Filichia Features: Dogfight Wins

Filichia Features: Dogfight Wins

Here’s a story about “The Three B’s” that has nothing to do with Bach, Beethoven and Brahms.

Instead, this trio of young men can be called The Three Little Pigs who deserve three “F’s” for their behavior.

But three writers – librettist Peter Duchan and songsmiths Benj Pasek and Justin Paul -- get three "A’s" for effectively dramatizing Messrs. Bernstein, Boland and Birdlace, who bond and nickname themselves “The Three B’s” in Dogfight.

Because these three guys and virtually everyone else are in their twenties, Dogfight is an ideal college show. This was again proved by Cole Edick’s recent (and excellent) production for the Harvard-Radcliffe Dramatic Club in Cambridge, Massachusetts.

Truth to tell, the sizable amount of profane language may well preclude some high schools from embracing Dogfight. Because colleges are a different story, they’re more logical locales for this story.

The 2012 musical shows us that these three Marines are out to have a great time before they ship out to Vietnam. It is, by the way, Nov. 21, 1963, the last day before America lost a profound amount of its innocence; the assassination of President John F. Kennedy occurred the following day.

These lads already aren’t so innocent. They and their equally heinous buddies will engage in a dogfight – a euphemism for a disgusting prank in which each Marine goes out specifically in search of the least attractive young woman he can find. He then brings her to a dance where his fellow Marines vote on the ugliest woman. The winner gets a cash prize, while the “Dog” gets humiliated.

“Marines have been holding dogfights since they wrote the Constitution," says one of the Bees, acting as if such a tradition has been validated by time. No, that doesn’t make a dogfight right. And yet, give Pasek and Paul credit for writing well for their characters who sing "The game ain't over till the fat lady barks."

We center Eddie Birdlace -- the only “B,” in fact, who gets a first name, for he’s our leading man. While he’s at a diner, he sees Rose, the overweight twentysomething waitress who hasn’t found much love from boys or men.

Rose can’t believe that any young man could like the likes of her. "A lonely, pathetic, ugly fat girl” is how she sees herself. So Eddie works hard to have her join him. Finally she feels he’s sincere, which makes the impending tragedy that much greater. In song, Rose proclaims that Eddie is "Nothing Short of Wonderful" while we know he's nothing of the kind and substantially short of decent. The sad irony is that she's afraid that she won't measure up to him.

Thankfully, the moment that they reach the dance, Eddie has second thoughts and says they shouldn't go in. Cole Edick directed Eddie's buddy to interrupt him much too quickly. We need time for that to sink in so we can see that Eddie really does have a heart and realizes the consequences of the game.

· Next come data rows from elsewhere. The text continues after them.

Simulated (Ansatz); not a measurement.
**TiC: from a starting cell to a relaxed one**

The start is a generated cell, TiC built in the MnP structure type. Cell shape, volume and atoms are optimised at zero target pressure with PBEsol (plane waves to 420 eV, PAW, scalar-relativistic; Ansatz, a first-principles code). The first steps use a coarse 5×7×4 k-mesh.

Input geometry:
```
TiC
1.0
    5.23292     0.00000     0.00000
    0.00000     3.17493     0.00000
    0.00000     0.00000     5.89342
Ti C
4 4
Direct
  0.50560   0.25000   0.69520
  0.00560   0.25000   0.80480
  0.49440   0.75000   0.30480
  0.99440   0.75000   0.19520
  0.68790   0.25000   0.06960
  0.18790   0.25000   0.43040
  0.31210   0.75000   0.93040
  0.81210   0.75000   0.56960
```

Sad to say, Eddie’s second thoughts are too late. Now that he doesn’t want to take Rose inside, she thinks he is ashamed of her, so he must bring her in. When she discovers the truth, she is of course devastated.

But the event does eventually make Rose find her self-esteem. "You're the ugly one, not me," she snarls at him. The truth has set her free.

Eddie wants to make it up to her. Derek Speedy, playing the character, had a fine moment when Rose asked if his now asking her to dinner was still part of the dogfight. He immediately laughed and said "No" -- but only a second later he turned serious. Eddie knew that his heinous actions had lost him the right to add any levity to the conversation. He seemed earnest in spending most of the rest of the show trying to make it up to her.

Most, but not all. Peer pressure is hard, especially for a Marine who can’t appear to be, shall-we-say, “whipped” by a woman. (Translation: Liking her, being nice to her, appreciating her and loving her.) So Eddie errs again and much time must pass before he finds the courage to be a good guy and love a fine woman.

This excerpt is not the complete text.